I had applied to study audio-visual journalism in the U.S., since in my homeland it was not taught on an academic level. To my delight, the prestigious Graduate School of Journalism at Columbia University accepted me for its one-year program.
I chose film-related classes at Columbia. In one, I acquired the skills needed to produce documentaries. In another, I wrote movie reviews under the supervision of noted film critic Judith Crist. I attended lectures on the history of cinema. A photo I took of New York's Mayor John Lindsay was exhibited at the year's end.
Once I had graduated from Columbia, I became a radio reporter in New York sending stories in both Finnish and Swedish to Finland. My voice became so familiar there that on a visit home a bank teller didn’t ask my name, she just said “Victoria Schultz, New York.”
Many decades later, after the Soviet Union had collapsed, I met Russians and Estonians who told me that, when Eastern Europe sealed off news from the West, they had secretly listened to my radio reports to learn about America. I was surprised and pleased that I had contributed to expanding information behind the “iron curtain.”
In 1975 I produced my first independent film, a documentary on the joyful celebration in New York's Central Park at the end of the Vietnam war. When the film was broadcast both in New York and in Finland, I felt I had grown wings with which to fly as a reporter and producer.
With my increased confidence, I travelled throughout Latin America in the late 1970's. I made a documentary on Argentina where students and workers by the thousands had disappeared into torture chambers. Not long ago, a historian and a filmmaker from Argentina contacted me about the film. They wanted to know how I had dared to produce it in an atmosphere of oppression. I told them I had felt it was my duty as a journalist to show how people suffered under tyranny.

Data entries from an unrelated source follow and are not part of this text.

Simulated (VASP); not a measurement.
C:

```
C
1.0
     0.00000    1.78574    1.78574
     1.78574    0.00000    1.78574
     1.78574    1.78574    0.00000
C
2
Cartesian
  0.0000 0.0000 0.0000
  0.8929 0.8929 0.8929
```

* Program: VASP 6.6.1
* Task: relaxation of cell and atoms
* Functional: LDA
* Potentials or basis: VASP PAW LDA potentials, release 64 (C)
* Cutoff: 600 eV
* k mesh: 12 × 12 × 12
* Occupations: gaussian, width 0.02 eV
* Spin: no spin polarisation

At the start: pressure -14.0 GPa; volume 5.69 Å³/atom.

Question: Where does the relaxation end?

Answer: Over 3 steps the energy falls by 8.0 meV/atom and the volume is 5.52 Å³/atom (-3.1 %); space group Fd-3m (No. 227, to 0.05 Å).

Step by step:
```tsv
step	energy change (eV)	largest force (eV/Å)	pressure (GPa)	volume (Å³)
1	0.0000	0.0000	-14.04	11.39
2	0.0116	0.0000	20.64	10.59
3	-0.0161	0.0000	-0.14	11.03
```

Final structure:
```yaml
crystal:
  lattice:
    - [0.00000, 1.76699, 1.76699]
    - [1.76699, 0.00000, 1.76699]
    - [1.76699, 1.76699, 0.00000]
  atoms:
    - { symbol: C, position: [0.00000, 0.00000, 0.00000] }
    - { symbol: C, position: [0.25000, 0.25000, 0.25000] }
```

My next stop in Latin America was the extraordinary revolution in Nicaragua that overthrew the country's dictator in 1979. I made a documentary on the women involved in that successful campaign, and Women in Arms is still being shown today.
"I had grown from my humble beginnings as a journalism student to a professional filmmaker producing major documentaries on topics ranging from disarmament to human rights."
In 1989 I joined the United Nations as a producer of documentaries. I was chosen for this responsible post thanks to my experience as a filmmaker and also because I had a Master's Degree in Journalism from Columbia University. One day as I entered the UN headquarters, I realized it was located across the street from the International Institute of Education where twenty-two years earlier I had registered as an ASLA-Fulbright Graduate student. I had grown from my humble beginnings as a journalism student to a professional filmmaker producing major documentaries on topics ranging from disarmament to human rights. These films were broadcast worldwide on TV, as were my news reports for CNN. I also spent two years at the UN Mission in Kosovo as senior TV producer.
After I retired from the United Nations, I turned to my own life as the subject matter for the photo series and independent films I now produce. My photos are in the French National Library and a short film is in the collection of the Heino Art Foundation in Finland. I am currently producing You Never Know, a feature film combining autobiography and the history of my homeland. It will be completed by the end of 2020.